Healthy & Beautiful, Recipe Box

Recipes: No Boys Allowed! The Menu

I LOVE to throw dinner parties and this one was by far, one of my most expansive menus!  I had a few requests for the recipes of my menu and they are included below:

Grilled Meatballs with Spiced Indian Yogurt



  • 2 lb. ground beef
  • 1 large red onion, chopped
  • 2 cloves garlic
  • 3 tbsp. soy sauce
  • 2 large eggs
  • 1 tsp. ground ginger
  • 4 tsp olive oil

Yogurt Sauce

  • 1 pint fat-free plain yogurt
  • 2 cloves garlic
  • 1 tbsp lemon juice
  • 2 tbsp olive oil
  • 2 tsp cumin
  • 2 tsp tumeric
  • 1/4 tsp Cayenne


  1. Combine the ground beef, onion, garlic, soy sauce, eggs and ginger into a bowl
  2. Mix the ingredients until they are well-blended and hold well together
  3. Preheat the broiler
  4. Brush a baking sheet with the 2 tsp of olive oil.  Form the meatballs into 24 round balls or 12 larger balls.  Place them on the sheet.
  5. Brush the meatballs with the remaining oil and place them in the broiler for 6-8 minutes, turning them once until cooked
  6. Meanwhile, combine the yogurt, garlic, lemon juice, oil, cumin, tumeric and cayenne together.  Chill.
  7. Serve the yogurt sauce on the side

Chicken Satay with Dipping Sauce


  • 1lb. boneless, skinless chicken breasts
  • 1 tbsp mayo
  • 1 tbsp Greek yogurt
  • 1/2 red onion, chopped
  • 2 tsp light brown sugar
  • 2 tsp gluten-free soy sauce
  • 12 bamboo skewers


  1. Soak 12, 6-inch skewers in water for 30 minutes
  2. Heat grill on high heat or oven at 350 degrees
  3. Thread chicken strip onto each skewer
  4. Coat chicken with cooking spray
  5. Grill, turning once until cooked through, 10-12 minutes or in the oven for 15-20 minutes until cooked through
  6. Dipping sauce: Whisk together mayo, yogurt, onion, sugar and soy sauce into a bowl

Zucchini Parmesean (Vegetarian)


  • 2 large Zucchini, thinly sliced
  • 2 tbsp olive oil
  • 1 medium onion, chopped
  • 2 cloves garlic, minced
  • 16 ounces Classico tomato and basil sauce
  • 1 cup shredded mozarella


  1. Preheat oven to 325 degrees
  2. In a large pot boil the zucchini until tender; drain.
  3. Meanwhile, in a medium frying pan heat the olive oil over medium heat and saute the onion and garlic until the onion is tender
  4. Combine the zucchini, onion and garlic in a 9X12 casserole dish and mix well.
  5. Pour the pasta sauce over the mixture and stir well.  Top with mozzarella cheese
  6. Bake in preheated oven for about 20 minutes or until heated through and cheese is bubbly

Orange-spiced Glazed Carrots (Vegetarian)

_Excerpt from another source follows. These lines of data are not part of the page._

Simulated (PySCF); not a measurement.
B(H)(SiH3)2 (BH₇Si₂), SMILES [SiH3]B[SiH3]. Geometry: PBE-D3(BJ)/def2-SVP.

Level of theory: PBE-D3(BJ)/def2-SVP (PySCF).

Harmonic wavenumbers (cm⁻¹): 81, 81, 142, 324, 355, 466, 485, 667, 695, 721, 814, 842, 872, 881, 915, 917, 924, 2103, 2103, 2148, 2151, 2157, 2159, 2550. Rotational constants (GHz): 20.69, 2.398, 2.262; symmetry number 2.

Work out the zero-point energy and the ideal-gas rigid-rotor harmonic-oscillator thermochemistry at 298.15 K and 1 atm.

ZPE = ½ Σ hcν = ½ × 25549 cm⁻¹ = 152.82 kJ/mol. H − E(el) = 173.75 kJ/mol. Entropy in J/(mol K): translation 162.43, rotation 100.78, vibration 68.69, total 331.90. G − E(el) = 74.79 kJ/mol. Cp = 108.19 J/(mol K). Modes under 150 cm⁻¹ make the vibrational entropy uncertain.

  • 1 lb. fresh baby carrots
  • 1/3 cup orange marmalade
  • 2 tbsp unsalted butter
  • 2 tsp Dijon mustard
  • 1/2 tsp. ground ginger


  1. Heat 1-inch water in a 2 quart saucepan over high heat to a boil, add carrots – return to a boil
  2. Reduce heat to low.  Cover and simmer 10-12 minutes for fresh carrots or until crisp-tender
  3. Drain well, return carrots to pan
  4. Stir in marmalade, butter, mustard and ginger
  5. Simmer, uncovered, over medium heat 3 minutes or until carrots are glazed, stirring occasionally

Peas with Pine Nuts (Vegetarian)


  • 1/2 tsp olive oil
  • 2 tbsp pine nuts
  • 1/2 tsp dried rosemary
  • 1/2 tsp italian seasoning
  • 1/4 cup onion, sliced
  • 1/4 cup low-sodium chicken broth
  • 1/4 tsp sugar
  • 10 oz. frozen peas


  1. In a medium skillet, heat the oil over medium heat, swirling to coat at the bottom.  Cook the pine nuts for 3 minutes or until golden, stirring constantly.  Stir in the rosemary
  2. In a small saucepan, bring the onion, broth and sugar to a boil over high heat.  Add the peas and cook for 3 minutes.
  3. Drain well in a colander, discarding the broth and onion.  Stir into the pine but mixture.  Cook for about 2 minutes or until heated through.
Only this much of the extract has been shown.